Why It’s Time to Rethink Hiring Filters
We’ve built a hiring system obsessed with shortcuts.
Whether it's CVs, keyword scanners, degree requirements, or “minimum experience,” filters have become the norm. They’re designed to speed things up — but in the process, they often screen out the very people who could thrive.
Not because they lack ability, but because they don’t fit the mold.
And now, with AI writing CVs and job seekers tailoring applications to beat the bots, the signal is getting even harder to read.
Candidates are learning to optimise for systems, not for fit. Hiring teams are forced to make fast calls based on incomplete or inflated information. It’s getting harder to tell who’s real, who’s ready, and who’s just really good at gaming the process.
Fit is more than a filter
Hiring success doesn’t come from tighter criteria. It comes from clarity — knowing what actually drives success in the role, and being able to see it.
That might be a mindset. Work ethic. Coachability. Things that rarely show up clearly on a CV, but often make all the difference.
Especially in frontline or high-volume roles, where a polished résumé isn’t a reliable predictor of real-world performance.
This isn’t just about fairness. It’s about performance.
When we lean too hard on traditional filters, we shrink the talent pool. We miss people from non-traditional paths. We reinforce bias. And we end up hiring the most visible candidates — not always the most valuable ones.
In a market where quality of hire is now a top priority, that’s a risk we can’t ignore.
LinkedIn’s 2024 report puts it plainly:
“Quality of hire is the topic shaping the future of recruiting.” Companies are redefining 'quality' to focus more on soft skills and alignment with company values. (LinkedIn Future of Recruiting 2024 Report)
Hung Lee, curator of the Recruiting Brainfood newsletter, adds:
“Quality of hire is the hiring metric that CEOs care most about.” The challenge lies in connecting data points to truly measure it.
So what do we do?
Filters have a place — they help teams stay organised and move fast. But they shouldn’t be the final decision-maker.
The risk is when we rely on filters alone, we start rejecting potential — not just unqualified candidates. We miss people who could do the job well, simply because they don’t fit the default patterns.
What we need are systems that work with filters — but also look deeper. That spot alignment, surface soft skills, and help us see beyond what’s written on paper.
That’s what we’re building at Levlr — tools that help teams spot potential, not just screen for it.
The bigger question
Because at the end of the day, hiring isn’t just about filling roles. It’s about building teams that work — people who thrive, grow, and stay.
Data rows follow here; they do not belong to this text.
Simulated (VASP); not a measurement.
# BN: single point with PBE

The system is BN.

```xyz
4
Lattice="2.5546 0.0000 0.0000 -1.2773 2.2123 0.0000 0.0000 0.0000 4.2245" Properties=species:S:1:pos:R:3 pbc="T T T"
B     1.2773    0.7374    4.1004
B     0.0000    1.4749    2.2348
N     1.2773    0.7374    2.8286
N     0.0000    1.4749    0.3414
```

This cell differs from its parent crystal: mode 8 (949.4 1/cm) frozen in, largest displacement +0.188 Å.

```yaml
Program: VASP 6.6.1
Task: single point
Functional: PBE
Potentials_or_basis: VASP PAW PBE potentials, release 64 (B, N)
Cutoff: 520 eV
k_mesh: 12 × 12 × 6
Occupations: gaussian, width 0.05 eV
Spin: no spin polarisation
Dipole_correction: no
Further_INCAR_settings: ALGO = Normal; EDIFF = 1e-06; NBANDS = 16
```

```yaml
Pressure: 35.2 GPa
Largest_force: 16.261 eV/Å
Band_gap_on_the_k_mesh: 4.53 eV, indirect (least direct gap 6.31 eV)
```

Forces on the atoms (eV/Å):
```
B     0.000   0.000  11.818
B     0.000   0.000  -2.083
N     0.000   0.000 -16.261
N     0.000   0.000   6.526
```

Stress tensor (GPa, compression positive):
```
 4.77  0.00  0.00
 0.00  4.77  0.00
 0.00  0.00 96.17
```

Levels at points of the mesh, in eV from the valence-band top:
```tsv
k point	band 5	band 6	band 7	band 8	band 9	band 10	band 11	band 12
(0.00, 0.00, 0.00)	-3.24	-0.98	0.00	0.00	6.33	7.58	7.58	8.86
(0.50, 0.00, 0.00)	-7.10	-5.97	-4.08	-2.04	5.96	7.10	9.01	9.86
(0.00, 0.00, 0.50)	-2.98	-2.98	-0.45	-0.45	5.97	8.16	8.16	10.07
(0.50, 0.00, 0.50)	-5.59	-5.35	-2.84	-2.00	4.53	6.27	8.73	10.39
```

If our first instinct is to filter people out, we risk building the kind of workforce we’ve always had… not the one we actually need.
At Levlr, we’re not here to replace filters — we’re here to help you see what they miss. By surfacing behavioral fit, values alignment, and the kind of potential that doesn’t always show up on a résumé, we give hiring teams the insight to look deeper, faster.
Because the real question isn’t “How do we get more candidates through the funnel?” It’s “How many great people are we quietly filtering out — without even knowing it?”